Faculty profile: Travis J. Bristol

February 4, 2023

Q&A with Associate Professor Travis J. Bristol 

Professor Bristol studies the experiences of teachers of color in schools. By understanding their experiences, he explores what conditions are necessary at schools so that they choose to stay in the profession. He notes, "Teachers of color tend to leave their schools at a higher rate when compared to white teachers because—very much like Black people who live in communities where their needs are not met, communities that are harder to live in—Black and Latine teachers are more likely to work in schools where they don’t have all of their needs met in order to work with the students in their classrooms."
Below is a Q&A with Professor Bristol about his research, the importance of having his students grapple with uncomfortable situations, and the impact of his work.
Prof. Travis Bristol talking to students.

Faculty profile - Travis J. Bristol

Professor Bristol talks about his research and what inspires him. (Edited for length and clarity, 04:12.)

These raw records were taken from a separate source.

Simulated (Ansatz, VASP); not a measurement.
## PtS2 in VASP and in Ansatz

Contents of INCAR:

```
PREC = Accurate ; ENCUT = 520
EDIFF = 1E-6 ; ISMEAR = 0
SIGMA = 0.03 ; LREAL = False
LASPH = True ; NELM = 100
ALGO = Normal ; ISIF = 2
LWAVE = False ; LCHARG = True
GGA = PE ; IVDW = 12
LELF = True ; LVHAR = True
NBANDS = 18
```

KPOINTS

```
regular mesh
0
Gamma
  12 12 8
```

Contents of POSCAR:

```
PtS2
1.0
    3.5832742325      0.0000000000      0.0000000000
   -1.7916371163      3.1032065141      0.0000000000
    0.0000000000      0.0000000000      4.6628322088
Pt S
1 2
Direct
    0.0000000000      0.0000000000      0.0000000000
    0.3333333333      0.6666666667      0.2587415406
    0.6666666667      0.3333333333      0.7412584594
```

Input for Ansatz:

What inspires you to do what you do?

What inspires me as a researcher is the push to ensure that we’re asking the right questions. At the start of my “academic career” policymakers, like then-Secretary of Education Arne Duncan, began creating policies focused solely on recruiting, for example Black teachers, into the profession. How do we get more Black people into the profession? I wasn’t sure that—while important— was the right question. Of course we want to recruit people, but understanding the experiences of Black teachers, Latine teachers, Asian American and Pacific Islander teachers, Indigenous teachers might give us some insight into how to shape recruitment efforts and help us understand that maybe focusing on recruitment should not be the sole priority and that actually we need to focus on retention.

Over time what I found and what other research has substantiated was that teachers of color have higher rates of turnover than their peers. Many of the recruitment efforts have indeed continued to pay off because we see an increased percentage of Black and Latinx teachers going into the profession and yet we’re seeing them turn over at higher rates than their white peers. 

In terms of policy, I know that policy can create problems and policy can fix problems. No Child Left Behind and the mandate that schools close if schools don’t meet certain performance metrics meant that schools in which Black teachers taught were closed disproportionately than their other peers and subgroups. That’s a policy that can create a problem. Some of my work in working with policymakers, like the state superintendent, around understanding some of the experiences of teachers of color, can work to fix problems by creating opportunities for district leaders or county officials to understand how they can better recruit, support, or retain teachers of color. 

As a researcher, a goal of research is to shape and inform policy and practice. As I am doing research, I am thinking about what I have found, based on the evidence, to inform what policymakers are doing—for example, like what the state superintendent is doing, in terms of trying to recruit, support, and retain teachers of color as well as what school principals are doing in terms of their own efforts to create working environments to ensure that educators of color want to stay in their buildings.